Five common patterns

1. Equality (same as by)

Rjoin_by equivalent of by = 'id'
left_join(customers, orders, join_by(id))

  

2. Mapped column names

Rjoin_by with column mapping
left_join(customers, orders, join_by(id == user_id))

  

Same as by = c("id" = "user_id").

3. Inequality (event in window)

REvent time within a window
events <- data.frame(event = c("a","b"), time = c(5, 15)) windows <- data.frame(start = c(0, 10), end = c(10, 20), window = c("AM","PM")) left_join(events, windows, join_by(time >= start, time < end))

  

Each event matches the window whose start <= time < end. NOT possible with the old by.

4. Range match with between

Rtime falls between [start, end]
left_join(events, windows, join_by(between(time, start, end)))

  

between(x, low, high) is sugar for x >= low & x <= high.

5. Rolling / closest join

RMost recent quote at-or-before each trade
trades <- data.frame(trade_id = 1:3, ts = as.POSIXct(c("2024-01-01 10:00:01", "2024-01-01 10:00:05", "2024-01-01 10:00:09"))) quotes <- data.frame(quote_id = 1:4, ts = as.POSIXct(c("2024-01-01 10:00:00", "2024-01-01 10:00:03", "2024-01-01 10:00:06", "2024-01-01 10:00:10")), price = c(100, 101, 102, 103)) left_join(trades, quotes, join_by(closest(ts >= ts))) #> trade_id ts.x quote_id ts.y price #> 1 1 t1 1 q1 100 #> 2 2 t2 2 q2 101 #> 3 3 t3 3 q3 102

  

closest(ts >= ts) matches each trade with the latest quote whose ts <= the trade's ts. The classic time-series "as-of" join.

Key Insight
join_by() adds INEQUALITY and ROLLING joins to dplyr. Pre-1.1, these required workarounds (cross_join + filter, fuzzyjoin package). Now they are first-class. Inequality joins are the killer feature: "match each event to the active window" in one line.

join_by() vs by argument vs fuzzyjoin

Three ways to specify join keys in dplyr.

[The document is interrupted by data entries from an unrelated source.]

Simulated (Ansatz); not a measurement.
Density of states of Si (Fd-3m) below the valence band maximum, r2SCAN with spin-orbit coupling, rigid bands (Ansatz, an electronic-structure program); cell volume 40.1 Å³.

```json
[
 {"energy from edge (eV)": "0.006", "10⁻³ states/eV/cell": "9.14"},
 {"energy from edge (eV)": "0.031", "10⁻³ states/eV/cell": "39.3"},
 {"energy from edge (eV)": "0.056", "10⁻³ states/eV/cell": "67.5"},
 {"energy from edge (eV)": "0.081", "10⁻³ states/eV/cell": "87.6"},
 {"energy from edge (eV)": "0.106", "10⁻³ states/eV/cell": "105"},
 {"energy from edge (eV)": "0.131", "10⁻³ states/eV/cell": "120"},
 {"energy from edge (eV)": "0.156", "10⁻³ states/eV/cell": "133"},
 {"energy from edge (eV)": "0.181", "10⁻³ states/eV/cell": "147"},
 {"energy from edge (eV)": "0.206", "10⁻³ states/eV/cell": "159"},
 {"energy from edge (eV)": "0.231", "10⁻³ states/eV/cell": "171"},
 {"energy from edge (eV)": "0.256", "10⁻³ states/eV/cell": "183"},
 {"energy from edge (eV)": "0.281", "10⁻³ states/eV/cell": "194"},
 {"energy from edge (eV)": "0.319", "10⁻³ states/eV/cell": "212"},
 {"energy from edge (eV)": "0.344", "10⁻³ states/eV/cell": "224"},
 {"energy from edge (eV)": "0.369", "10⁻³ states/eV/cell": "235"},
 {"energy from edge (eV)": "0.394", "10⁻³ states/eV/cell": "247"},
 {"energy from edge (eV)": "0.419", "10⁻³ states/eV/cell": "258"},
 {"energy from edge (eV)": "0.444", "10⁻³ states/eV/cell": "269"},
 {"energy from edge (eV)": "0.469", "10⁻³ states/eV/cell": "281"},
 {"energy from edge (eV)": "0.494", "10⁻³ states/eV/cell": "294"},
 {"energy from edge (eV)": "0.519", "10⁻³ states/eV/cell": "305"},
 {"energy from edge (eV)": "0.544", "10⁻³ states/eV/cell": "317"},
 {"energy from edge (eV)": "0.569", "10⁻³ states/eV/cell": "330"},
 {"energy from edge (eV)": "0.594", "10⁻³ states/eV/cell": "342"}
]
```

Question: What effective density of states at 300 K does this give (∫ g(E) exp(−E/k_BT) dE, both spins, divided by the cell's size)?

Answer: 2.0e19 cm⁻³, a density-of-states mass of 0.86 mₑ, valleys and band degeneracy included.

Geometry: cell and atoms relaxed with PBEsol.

Approach Equality Inequality Rolling dplyr version
by = "id" Yes No No All
by = c("x" = "y") Yes (mapped) No No All
join_by(id) Yes Yes Yes 1.1+
fuzzyjoin::*_join Yes Yes Yes (separate package)

When to use which:

  • by = "id" for simple equality joins.
  • join_by(...) for inequality, range, or rolling joins.
  • fuzzyjoin package for fuzzy / regex / interval joins (predates 1.1).

A practical workflow

The "as-of" join is the killer use case for join_by(closest(...)).

RAs-of trade-quote join
trades |> left_join(quotes, join_by(closest(ts >= ts), symbol))

  

For each trade, get the latest quote at-or-before its timestamp, matched on symbol. Standard finance / time-series pattern.

For range joins:

REvent matched to its price period
events |> left_join(price_periods, join_by(between(event_date, start_date, end_date)))

  

Each event matches the price period that contains its date.

Common pitfalls

Pitfall 1: column name ambiguity in inequality. join_by(time >= start) works because time is in events and start is in windows. If both tables had time, you'd need to disambiguate.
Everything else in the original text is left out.